The world’s leading publication for data science, AI, and ML professionals.

NLP Illustrated, Part 3: Word2Vec

An exhaustive and illustrated guide to Word2Vec with code!

Welcome to Part 3 of our illustrated journey through the exciting world of Natural Language Processing! If you caught Part 2, you’ll remember that we chatted about word embeddings and why they’re so cool.

NLP Illustrated, Part 2: Word Embeddings

Word embeddings allow us to create maps of words that capture their nuances and intricate relationships.

This article will break down the math behind building word embeddings using a technique called Word2Vec – a Machine Learning model specifically designed to generate meaningful word embeddings.

Word2Vec offers two methods – Skip-gram and CBOW – but we’ll focus on how the Skip-gram method works, as it’s the most widely used.

These words and concepts might sound complex right now but don’t worry – at its core, it’s just some intuitive math (and a sprinkle of machine learning magic).

Real quick – before diving into this article, I strongly encourage you to read my series on the basics of machine learning. A couple of concepts (like gradient descent and loss functions) build on those fundamentals, and understanding them will make this article much easier to follow.

Machine Learning Starter Pack

That said, don’t worry if you’re unfamiliar with those concepts – this article will cover them at a high level to ensure you can still follow along!

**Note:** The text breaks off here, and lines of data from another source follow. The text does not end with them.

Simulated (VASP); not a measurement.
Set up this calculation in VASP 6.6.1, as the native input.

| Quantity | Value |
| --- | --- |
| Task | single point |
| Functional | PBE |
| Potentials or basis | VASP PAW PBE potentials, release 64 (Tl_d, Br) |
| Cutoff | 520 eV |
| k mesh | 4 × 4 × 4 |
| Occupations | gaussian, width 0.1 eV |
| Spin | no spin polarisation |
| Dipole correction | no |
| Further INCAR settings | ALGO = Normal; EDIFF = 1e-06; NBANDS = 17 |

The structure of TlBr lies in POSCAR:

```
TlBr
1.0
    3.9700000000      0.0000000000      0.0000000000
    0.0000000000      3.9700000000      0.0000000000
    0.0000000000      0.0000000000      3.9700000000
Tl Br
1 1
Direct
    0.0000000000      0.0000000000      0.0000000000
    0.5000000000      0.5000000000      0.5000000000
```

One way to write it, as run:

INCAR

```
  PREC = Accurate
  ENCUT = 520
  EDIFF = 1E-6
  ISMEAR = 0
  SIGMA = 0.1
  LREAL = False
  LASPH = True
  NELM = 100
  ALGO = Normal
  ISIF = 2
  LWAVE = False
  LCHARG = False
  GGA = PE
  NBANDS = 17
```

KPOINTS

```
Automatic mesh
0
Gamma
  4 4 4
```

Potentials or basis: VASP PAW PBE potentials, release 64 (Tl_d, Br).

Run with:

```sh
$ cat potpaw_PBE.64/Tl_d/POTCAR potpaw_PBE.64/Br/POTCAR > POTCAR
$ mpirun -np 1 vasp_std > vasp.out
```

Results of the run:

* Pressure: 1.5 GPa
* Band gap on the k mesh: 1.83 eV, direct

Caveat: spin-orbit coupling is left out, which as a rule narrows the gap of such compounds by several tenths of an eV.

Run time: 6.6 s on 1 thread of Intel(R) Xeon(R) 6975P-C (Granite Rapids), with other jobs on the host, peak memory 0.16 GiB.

Since Word2Vec is a machine-learning model, like any ML model, it needs two things:

  • Training data: text data to learn from
  • A problem statement: the question the model is trying to answer

Training data

We’re trying to create a map of words, so our training data is going to be text. Let’s start with this sentence:

This will be our toy training data. Of course, in the real world, Word2Vec is trained on massive corpora of text – think entire books, Wikipedia, or large collections of websites. For now though, we’re keeping it simple with just this one sentence, so the model will only learn embeddings for these 18 words.

A problem statement

For Word2Vec, the core problem is simple: Given two words, determine whether they are neighbors

To define "neighbors," we use something called a context window, which specifies how many neighboring words on either side to consider.

For instance, if we want to find the neighbors of the word "happiness"…

…and set the context window size to 2, the neighbors of "happiness" will be "can" and "be".

And here, if we input "happiness" and "can" into the model, ideally we want it to predict that they are neighbors.

Similarly, for the word "darkness," with a context window of 2, the neighbors would be "in" and "the" (before), and "of" and "times" (after).

If we set our context window to 3, the neighbors for "happiness" will be three words on either side.

Terminology segway: Here "happiness" is referred to as the target word, while the neighboring words are known as the context words.

By default, the context window size in Word2Vec is set to 5. However, for simplicity in our example, we’ll use a context window size of 2.

Now, we need to convert this sentence into a neat little table, just like we do for other machine learning problems, with clearly defined inputs and output values.

We can construct this dataset by pairing the target word with each of its context words as inputs…

…and the output will be a label indicating whether the target and context words are neighbors:

1 indicates that they are neighbors

But there’s a glaring issue with this. All our training pairs are positive examples (neighbors), which doesn’t teach the model what non-neighbors look like.

Enter Negative Sampling.

Negative Sampling introduces pairs of words that are not neighbors. So for instance, we know that "happiness" and "light" are not neighbors, so we add that data to our training data with the label 0 to indicate that they are not neighbors.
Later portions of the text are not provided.